'After 26 Years, I Discovered The Truth About My Marriage'

William and I worked at the same social service agency in the '90s, we were both social workers but we worked in different departments. One day in the elevator at work William gave me his card and said to give him a call. I remember thinking, "This joker is crazy, I'm not calling him!"

A month or so later, he saw me in the elevator again and asked why I hadn't called him. I told him that my daddy had told me not to call guys. Shortly after that we had a joint case together, which was kind of uncomfortable. We had to transport a child from their home into social care together and that child actually asked if we were married, he said we looked really good together.

That day, we ended up spending a couple of hours together in the car, and we just hit it off. We became friends and started going out for lunch. William didn't want a girlfriend and I didn't want a boyfriend, we were in agreement on that. It got serious when William decided he was going to go to Tennessee to get his master's degree. He broke it off with me and I was fine about that, but I said I would write and I visited him for his birthday in November 1994. We spent the weekend together and he asked what I thought about moving to Tennessee. I was a single parent and looking to move anyway so I sent my resume out the day before I left and within 8 weeks I had a job and at the beginning of 1995 I moved to Tennessee.

We got engaged that June on my birthday and we were going to get married in '96, but we moved it forward because I was pregnant. I wasn't supposed to be able to have any more children because after my first son I was told I wouldn't be able to get pregnant again.

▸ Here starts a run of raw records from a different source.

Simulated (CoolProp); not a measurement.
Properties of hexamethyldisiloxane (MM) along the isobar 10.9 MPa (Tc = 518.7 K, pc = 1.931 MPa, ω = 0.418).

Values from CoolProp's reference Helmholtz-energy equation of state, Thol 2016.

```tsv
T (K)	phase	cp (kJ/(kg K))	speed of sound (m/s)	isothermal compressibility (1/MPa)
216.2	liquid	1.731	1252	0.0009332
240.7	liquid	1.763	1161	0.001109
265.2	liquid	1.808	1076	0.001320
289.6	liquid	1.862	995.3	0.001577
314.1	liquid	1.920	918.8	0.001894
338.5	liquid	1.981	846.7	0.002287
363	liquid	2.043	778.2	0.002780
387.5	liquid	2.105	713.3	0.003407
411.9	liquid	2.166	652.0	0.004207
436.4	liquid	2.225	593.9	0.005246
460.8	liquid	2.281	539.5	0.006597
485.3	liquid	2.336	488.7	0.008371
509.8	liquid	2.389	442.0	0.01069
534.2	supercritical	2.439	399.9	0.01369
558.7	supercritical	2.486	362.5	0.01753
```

We came back to Virginia and got married on December 30, 1995. It was a beautiful, candlelit ceremony with close to 200 people in attendance. At the ceremony, the pastor gave us a certificate which was not legally binding but he pointed to his desk and said he had to finish the paperwork and send it in and we'd get our marriage license in the mail. That was a Saturday, the next day was New Year's Eve and we went to the Bahamas on our honeymoon.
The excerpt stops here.